While infantry and artillery–the highly mobile Polish guns were almost the only European ones that could actually be brought into action–played a major role in clearing the Turks from the foothills of the Kahlenberg Mountain, it was Poland’s Husaria–the most fearsome cavalry to ever ride the earth–that struck the decisive blow.
The last thing that thousands of Islamic Supremacists saw on 12 September 1683.
(Recruiting poster for the First World War by W.T. Benda, public domain due to age)
The unusual wings had two possible purposes. The first was to make a hissing or rattling noise that terrified horses that were not accustomed to it, and the second was to defeat the lariats that were sometimes used by the Tartars. The leopard or tiger fur also was probably quite menacing to horses that were unaccustomed to their appearance or odor. The highly innovative Poles doubtlessly realized that, once they frightened the horse, the man on its back became irrelevant to any subsequent proceedings.

Polish Husaria by Józef Brandt (1841-1915).

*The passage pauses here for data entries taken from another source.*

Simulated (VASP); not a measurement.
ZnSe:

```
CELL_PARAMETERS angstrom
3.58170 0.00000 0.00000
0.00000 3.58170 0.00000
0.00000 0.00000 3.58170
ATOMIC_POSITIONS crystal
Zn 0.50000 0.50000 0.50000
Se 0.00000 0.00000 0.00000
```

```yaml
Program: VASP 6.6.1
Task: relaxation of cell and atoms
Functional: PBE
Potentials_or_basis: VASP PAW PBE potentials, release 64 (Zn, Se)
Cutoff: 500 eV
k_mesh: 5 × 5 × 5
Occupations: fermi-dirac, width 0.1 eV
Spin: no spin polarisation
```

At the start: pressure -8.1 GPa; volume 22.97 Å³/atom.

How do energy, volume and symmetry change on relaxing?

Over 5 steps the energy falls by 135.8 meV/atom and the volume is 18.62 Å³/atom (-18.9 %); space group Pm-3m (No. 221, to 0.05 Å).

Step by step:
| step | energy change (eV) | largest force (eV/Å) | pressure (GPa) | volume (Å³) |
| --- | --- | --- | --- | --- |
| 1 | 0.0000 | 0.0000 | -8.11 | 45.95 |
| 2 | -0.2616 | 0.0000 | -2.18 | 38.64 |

Unlike medieval knights, the Husaria adopted an “all or nothing” doctrine for armor. Although the legs and forearms were not protected, the breastplate was in fact capable of stopping musket fire. They also employed an amazing lance (kopia) whose five or more meters outreached infantry pikes, with the result that winged hussars could split Swedish pike and shot formations like ripe melons. The lance’s secret was that it was hollow, and this kept its weight manageable without sacrificing much strength. Henryk Sienkiewicz’s The Deluge describes its effect on the arguably best European infantry–remember, this military instrument had been developed by Gustavus Adolphus–of the mid-17th century.
- There was a huge sound of a collision then, like a toppling mountain, and then a vast ringing as if a thousand blacksmiths were beating on their anvils. We looked again and—dear God alive!—the Elector’s men were all down and trampled like a wheat field scoured by a hurricane, and they… the husaria… were already far beyond them, with lance pennons flickering…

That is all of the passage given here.